Convergence/Divergence of an infinite series

[utleysthrow]

Homework Statement

$$\sum^{\infty}_{n=1} \frac{(-1)^{n}}{\sqrt{n}+(-1)^{n}}$$

Prove whether this series converges or diverges using the following analysis:
Let $$b_{k}$$ be the sum of terms numbered n=2k-1 and n=2k from the given series.
By simplifying $$b_{k}$$, determine if $$\sum^{\infty}_{k=1} b_{k}$$ converges or diverges.

Homework Equations

The Attempt at a Solution

From what I have above, I think:

$$b_{k} = \frac{(-1)^{2k-1}}{\sqrt{2k-1}+(-1)^{2k-1}} + \frac{(-1)^{2k}}{\sqrt{2k}+(-1)^{2k}}$$

which means,

$$\sum^{\infty}_{k=1} b_{k}= \sum^{\infty}_{k=1} \frac{(-1)^{2k-1}}{\sqrt{2k-1}+(-1)^{2k-1}} + \sum^{\infty}_{k=1} \frac{(-1)^{2k}}{\sqrt{2k}+(-1)^{2k}}$$

I'm not sure where to go from here as far as simplifying goes. I tried adding the two fractions but I don't think that helps. Also, I can't use the Alternating series test on the original series because the absolute value of the terms is not monotone and decreasing.

 

[Dick]

If k is an integer, then (-1)^(2k)=1 and (-1)^(2k-1)=(-1). Yes, you can't use the alternating series test. But you can learn something by combining the two terms and looking at the asymptotic form of the limit.

 

[utleysthrow]

If k is an integer, then (-1)^(2k)=1 and (-1)^(2k-1)=(-1). Yes, you can't use the alternating series test. But you can learn something by combining the two terms and looking at the asymptotic form of the limit.

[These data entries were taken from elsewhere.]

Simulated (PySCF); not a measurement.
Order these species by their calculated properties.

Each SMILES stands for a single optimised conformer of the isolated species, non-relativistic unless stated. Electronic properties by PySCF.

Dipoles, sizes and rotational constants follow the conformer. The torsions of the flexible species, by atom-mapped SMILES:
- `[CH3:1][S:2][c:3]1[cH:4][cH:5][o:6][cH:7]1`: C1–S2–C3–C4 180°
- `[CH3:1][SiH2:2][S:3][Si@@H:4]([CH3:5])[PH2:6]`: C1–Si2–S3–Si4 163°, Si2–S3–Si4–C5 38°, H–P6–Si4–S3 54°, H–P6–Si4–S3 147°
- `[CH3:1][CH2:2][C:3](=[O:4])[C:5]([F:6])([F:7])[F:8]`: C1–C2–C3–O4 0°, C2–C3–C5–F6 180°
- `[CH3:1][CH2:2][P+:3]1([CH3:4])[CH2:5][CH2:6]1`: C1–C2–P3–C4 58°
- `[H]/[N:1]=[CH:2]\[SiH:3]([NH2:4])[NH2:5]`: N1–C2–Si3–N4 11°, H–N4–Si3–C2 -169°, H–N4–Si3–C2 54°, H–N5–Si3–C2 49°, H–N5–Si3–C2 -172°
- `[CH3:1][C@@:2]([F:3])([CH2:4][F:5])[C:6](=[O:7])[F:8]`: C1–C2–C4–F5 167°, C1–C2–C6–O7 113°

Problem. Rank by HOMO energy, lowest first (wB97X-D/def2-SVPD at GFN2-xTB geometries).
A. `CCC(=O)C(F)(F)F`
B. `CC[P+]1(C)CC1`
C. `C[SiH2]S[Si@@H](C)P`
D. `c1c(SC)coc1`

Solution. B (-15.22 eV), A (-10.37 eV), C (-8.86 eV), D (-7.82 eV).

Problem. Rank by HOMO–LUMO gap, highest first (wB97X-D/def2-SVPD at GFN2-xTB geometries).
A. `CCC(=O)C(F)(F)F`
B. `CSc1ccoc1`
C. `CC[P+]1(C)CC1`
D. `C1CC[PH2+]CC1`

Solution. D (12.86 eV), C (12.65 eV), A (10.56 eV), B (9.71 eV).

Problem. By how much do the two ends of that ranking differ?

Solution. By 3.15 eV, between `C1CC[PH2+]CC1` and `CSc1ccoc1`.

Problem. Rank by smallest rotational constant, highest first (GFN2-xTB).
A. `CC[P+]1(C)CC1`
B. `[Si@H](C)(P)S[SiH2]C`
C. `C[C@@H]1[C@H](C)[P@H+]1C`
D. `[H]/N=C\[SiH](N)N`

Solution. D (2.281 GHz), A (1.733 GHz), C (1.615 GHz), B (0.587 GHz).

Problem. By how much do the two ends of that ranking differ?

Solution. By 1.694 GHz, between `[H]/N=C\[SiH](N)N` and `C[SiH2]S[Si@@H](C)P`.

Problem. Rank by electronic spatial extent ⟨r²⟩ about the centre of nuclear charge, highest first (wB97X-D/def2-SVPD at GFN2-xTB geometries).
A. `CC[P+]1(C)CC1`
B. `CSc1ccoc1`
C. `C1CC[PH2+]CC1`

Would you mind clarifying what you said about the asymptotic form? I already tried adding the two terms but it looks a bit messy, and I'm lost as to what I should be looking for next.

$$\sum b_{k} = \sum \frac{-1}{\sqrt{2k-1}-1} + \sum \frac{1}{\sqrt{2k}+1} = \sum \frac{\sqrt{2k-1}-\sqrt{2k}-2}{\sqrt{4k^{2}-2k}+\sqrt{2k-1}-\sqrt{2k}-1}$$

Thank you.

 

[Dick]

Can you show lim k->infinity sqrt(2k-1)-sqrt(2k)=0? If you ignore those terms then I would say that what's left behaves like -1/k for large k. That's what I meant by asymptotic form. That suggests that the way to prove it is to show |b_k|>C/k for some C for large k. Can you do that?